Lindberg, a specialist and teacher in Indigenous law, spoke on the role of women as repositories for culture in Indigenous communities. She said that Indigenous women do more than pass their laws and customs on to the next generation: that they are also the enforcers of that law, and that we have for too long ignored their agency and self-determination. Indigenous women have powerful voices, ones that all Canadians need to heed, that remind us that we have an obligation to take care of each other and our environment.

Campbell, an elder and author whose contributions have spanned multiple generations, said that she has been asked the same questions for the last 58 years and continues having to give the same answers. She spoke about land, about broken treaties and agreements, about the disenfranchisement of Indigenous, Métis, and Inuit peoples, and about the need to redress injustices that have remained unanswered for decades, no less centuries. She also spoke of the role of Indigenous women as leaders in the movement to heal the damage we have done and continue to do to our environment. Campbell pointed out that Canadians today enjoy good lives today thanks to the work and sacrifices of Indigenous women: the punishing injustices of the past and present and the heavy load of rebuilding and healing that Indigenous women seem predetermined to bear into the future.

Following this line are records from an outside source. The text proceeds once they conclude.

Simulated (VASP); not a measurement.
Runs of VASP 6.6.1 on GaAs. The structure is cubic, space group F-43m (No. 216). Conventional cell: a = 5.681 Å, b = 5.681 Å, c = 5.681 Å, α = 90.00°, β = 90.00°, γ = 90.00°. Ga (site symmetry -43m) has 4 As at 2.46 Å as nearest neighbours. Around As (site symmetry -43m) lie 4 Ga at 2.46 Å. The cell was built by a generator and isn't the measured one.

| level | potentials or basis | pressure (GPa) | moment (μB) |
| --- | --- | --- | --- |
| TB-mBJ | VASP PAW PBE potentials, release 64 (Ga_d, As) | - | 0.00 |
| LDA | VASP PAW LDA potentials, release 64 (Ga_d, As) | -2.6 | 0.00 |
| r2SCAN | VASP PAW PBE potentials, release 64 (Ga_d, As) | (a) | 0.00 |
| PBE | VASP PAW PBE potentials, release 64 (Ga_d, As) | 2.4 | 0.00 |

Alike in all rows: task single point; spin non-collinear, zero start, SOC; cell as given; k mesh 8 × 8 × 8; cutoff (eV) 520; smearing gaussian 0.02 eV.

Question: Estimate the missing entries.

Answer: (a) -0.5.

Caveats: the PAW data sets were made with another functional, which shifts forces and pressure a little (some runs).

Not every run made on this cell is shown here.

All three panelists spoke eloquently, with passion and real conviction, and successfully argued that it is women who are leading the way to changing the world.

Present and Powerful Indigenous Women featured Tracey Lindberg (award-winning academic writer and teacher Indigenous studies and Indigenous law at the University of Ottawa, and the first Indigenous woman to earn a PhD in law from a Canadian university), Maatalii Aneraq Okalik (President of the National Inuit Youth Council, a Director of the Inuit Tapiriit Kanatami and Inuit Circumpolar Council-Canada’s Board of Directors, and member of the Nunavut Sivuniksavut Board of Directors, the National Committee on Inuit Education, and the Atausiq Inuktut Titirausiq Task Force), and Maria Campbell (award-winning Métis playwright and author of seven books, including the ground-breaking 1973 novel Halfbreed that initiated a rebirth of Aboriginal literature in Canada, and Elder in Residence at the Centre for World Indigenous Knowledge and Research, Athabasca University), and was hosted by the Federation for the Humanities and Social Sciences as part of the Big Thinking series at Congress 2017.